Writing on the European Law Blog, Nuno Albuquerque Matos elaborates on the European Central Bank’s June monetary policy decisions. The analysis centres on the predicament the ECB finds itself in as it tries to (i) conform with its mandate of price stability in the face of rising inflation while (ii) maintain its accommodative policy stance which is necessary for the integrity of Europe’s single currency:

In my view, the referred decisions taken by the ECB derive from a sort of shadow mandate underlying its action. Indeed, fearing that the rise of certain Member States’ debt interest rates could inevitably lead to a return to previous national currencies and, potentially, a eurozone break-up, the ECB is informally assuming a dual primary mandate: ensuring price stability and eurozone survival.

Crucially, the described course of action illustrates the paradox of EMU integration in its current form. I am not referring to the well-known division of competence mismatch between the Union and Member States, but to the fact that the legal values enshrined in the Treaties no longer adequately and accurately reflect societal needs. It is by now clearer that, in the current institutional setup, some Member States need the ECB to survive in the monetary union: after the announced policy on June 9th, it took only one day to bring back sovereign debt crisis fears.
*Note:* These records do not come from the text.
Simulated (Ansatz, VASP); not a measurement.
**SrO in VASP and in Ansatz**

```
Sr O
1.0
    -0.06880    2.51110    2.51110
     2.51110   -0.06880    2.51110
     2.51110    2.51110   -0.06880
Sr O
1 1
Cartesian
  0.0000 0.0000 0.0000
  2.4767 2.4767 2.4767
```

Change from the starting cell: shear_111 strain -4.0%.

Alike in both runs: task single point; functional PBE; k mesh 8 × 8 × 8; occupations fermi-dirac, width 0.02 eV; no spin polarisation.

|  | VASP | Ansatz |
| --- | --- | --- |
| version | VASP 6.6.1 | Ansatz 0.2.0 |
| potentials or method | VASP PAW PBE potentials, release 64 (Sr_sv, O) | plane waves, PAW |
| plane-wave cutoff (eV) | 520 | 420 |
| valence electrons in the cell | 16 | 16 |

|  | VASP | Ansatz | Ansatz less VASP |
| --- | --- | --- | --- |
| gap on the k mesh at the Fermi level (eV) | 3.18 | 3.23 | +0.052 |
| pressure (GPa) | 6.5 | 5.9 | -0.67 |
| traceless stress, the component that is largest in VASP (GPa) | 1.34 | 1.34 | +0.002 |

I agree with the salient point: without the ECB’s quantitative easing the Eurozone would have collapsed under the weight of its own contradictions and shortcomings. As things currently stand, Member States have conferred control over both macroeconomic policy levers to the supranational level: (i) fiscal policy is formulated within the confines of the European Semester (aka “Economic Governance”) in accordance with strict rules on debts, deficits, and pursuant to the singleness of the Single Market, and (ii) monetary policy is trusted with the ECB. Governments thus lack the means to respond to economic shocks in a manner that is beneficial to their domestic economy (given the heterogeneity of national economies, such shocks are asymmetric).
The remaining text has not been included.